I don’t even know whether I am likely to go abroad or not, if I do then I shall get 14 days leave plus 2 days V.J. leave plus 2 days travelling plus 3 days special leave as the barracks are so crowded.. Otherwise I may only get nine days leave if I am to stop in the country.

I had to see the Divisional officer yesterday and he said that as I had done so well on the course he was going to put a special recommendation on my service papers so that I can get my transfer to Stoker (E). There are three Stokers (S) in our division, that is men who are training for officers. In the exam they got 91, 84, and 79 marks so you can see I did pretty well as they are supposed to be exceptional ratings who are specially picked out for officers.

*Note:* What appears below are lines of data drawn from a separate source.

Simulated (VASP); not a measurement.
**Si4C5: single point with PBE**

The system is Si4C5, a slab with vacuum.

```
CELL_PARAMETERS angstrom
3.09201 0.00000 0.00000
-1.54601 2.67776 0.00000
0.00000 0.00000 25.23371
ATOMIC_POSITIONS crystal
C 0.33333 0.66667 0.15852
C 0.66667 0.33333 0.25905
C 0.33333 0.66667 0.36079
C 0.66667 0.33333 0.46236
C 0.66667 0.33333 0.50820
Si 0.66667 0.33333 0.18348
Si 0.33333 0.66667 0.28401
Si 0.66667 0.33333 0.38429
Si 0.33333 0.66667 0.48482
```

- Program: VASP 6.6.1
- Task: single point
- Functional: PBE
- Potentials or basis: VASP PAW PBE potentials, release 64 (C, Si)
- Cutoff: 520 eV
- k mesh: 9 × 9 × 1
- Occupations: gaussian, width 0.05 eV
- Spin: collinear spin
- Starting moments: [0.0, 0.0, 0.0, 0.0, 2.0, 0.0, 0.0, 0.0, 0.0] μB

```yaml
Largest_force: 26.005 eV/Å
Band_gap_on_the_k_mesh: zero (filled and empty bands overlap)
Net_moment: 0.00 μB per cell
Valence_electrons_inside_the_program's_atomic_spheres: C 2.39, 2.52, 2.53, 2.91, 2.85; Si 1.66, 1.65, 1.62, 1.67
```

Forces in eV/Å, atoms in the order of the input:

Yesterday I went and saw Plymouth Argyle play Derby County on Home Park. It was a very poor match and if it hadn’t been for Bobby Brown, Scotland’s goalkeeper who was playing for Plymouth it would have been 10-0. He is a P.T. instructor at Devonport Naval Barracks and when you get near to him he looks just like a schoolboy and he certainly doesn’t look like an international goalkeeper. Latham of Aston Villa and Gardner the ex-Villa player also play for Plymouth.

Midland teams certainly seem to be doing well this year so far, three of them in the top four.

Well it is time to turn in now so I had better close down for the time being. Hoping to see you some time after Thursday.

All my love,


Date unknown. In an envelope marked 5th October, together with another letter.